Peter Jackson Protege Neill Blomkamp Doesn't Care For 48 Fps, Christopher Nolan Doesn't Know Anyone Who Likes 3D
As Hollywood pushes for 3D, 4D, 48 fps, 60 fps, and Lord knows whatever comes next, a couple of high-profile directors have declared their allegiance to the old ways. Peter Jackson protégé and District 9 director Neill Blomkamp has stated his preference for good old-fashioned 2D over 3D and 24 fps over Jackson's controversial use of 48 fps for The Hobbit. Meanwhile, Christopher Nolan has gone one step further by declaring that, in fact, he's never met anybody who actually likes 3D. Read their comments after the jump.
If you were to show a child who's six months now a 48fps movie, when they're sixty, it'll be as familiar to them as 24fps are for us now. But there may be an alien quality from 48fps; it has kind of a hyper-realism that takes away the cinema of it. I don't actually like 48fps. I prefer 24fps.
Jackson himself has insisted that moviegoers will come around to 48 fps eventually, and that they just need to get used to it first. And indeed, it's possible that once we've seen more than 10 minutes of 48 fps The Hobbit footage, we'll get behind Jackson's push for the higher frame rate. But Blomkamp's presumably seen more of the film — or at least more of 48 fps footage in general — than most of the CinemaCon crowd has, and he still doesn't seem convinced of its charms.
Or maybe Blomkamp just prefers a classic look. In the same conversation, he also asserted, "I definitely prefer 2D to 3D." While there are some gifted artists — among them James Cameron, Martin Scorsese, and, yes, Jackson — who might disagree with him, there's at least one who stands by him in that respects. The Dark Knight Rises helmer Nolan says that not only does he not care for 2D, he doesn't actually know anyone who does. Salon (via Film Drunk) has the quote:
"The question of 3-D is a very straightforward one," Nolan said in a recent interview. "I never meet anybody who actually likes the format, and it's always a source of great concern to me when you're charging a higher price for something that nobody seems to really say they have any great love for.

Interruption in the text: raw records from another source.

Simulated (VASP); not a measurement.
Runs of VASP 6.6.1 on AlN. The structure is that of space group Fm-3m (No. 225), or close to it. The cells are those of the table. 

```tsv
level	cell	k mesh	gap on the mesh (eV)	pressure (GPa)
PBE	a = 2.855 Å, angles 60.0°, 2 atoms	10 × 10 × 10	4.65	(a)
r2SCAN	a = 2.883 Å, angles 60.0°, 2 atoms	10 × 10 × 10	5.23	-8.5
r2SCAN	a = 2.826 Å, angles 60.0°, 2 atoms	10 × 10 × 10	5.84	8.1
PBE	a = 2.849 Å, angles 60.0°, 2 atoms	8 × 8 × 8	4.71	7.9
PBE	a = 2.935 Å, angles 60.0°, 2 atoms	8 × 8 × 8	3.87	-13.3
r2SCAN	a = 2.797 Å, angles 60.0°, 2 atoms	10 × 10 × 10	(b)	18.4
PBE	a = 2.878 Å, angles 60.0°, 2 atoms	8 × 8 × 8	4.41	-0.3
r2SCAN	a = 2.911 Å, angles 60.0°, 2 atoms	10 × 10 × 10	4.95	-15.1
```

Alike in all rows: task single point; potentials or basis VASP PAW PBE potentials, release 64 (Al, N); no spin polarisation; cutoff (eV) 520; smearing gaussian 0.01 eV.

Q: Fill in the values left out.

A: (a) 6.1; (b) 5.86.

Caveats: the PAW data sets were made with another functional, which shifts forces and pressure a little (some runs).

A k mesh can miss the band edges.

"It's up to the audience to tell us how they want to watch the movies. More people go see these films in 2-D, and so it's difficult data to interpret. And I certainly don't want to shoot in a format just to charge people a higher ticket price."
Those inflated prices, of course, are exactly why studios love 3D, as well as why audiences tend to get cranky about them. 3D can be a wonderful tool in the right hands, as we've seen in Avatar and Hugo. But more often, half-assed, post-converted 3D either fails to make an impression or even detracts from the film, and viewers tolerate uncomfortable glasses, squint at dimmed screens for nothing, and pay premiums for nothing.
If Nolan can't or doesn't want to play with 3D, better he give us a 2D The Dark Knight Rises (as he's doing) than an costlier, less satisfying 3D version. Besides, we'll already get the chance to shell out extra for his work this weekend, when that film hits in IMAX — some of it real, native IMAX, shot with actual IMAX cameras. Now that's how you incorporate cutting-edge technology.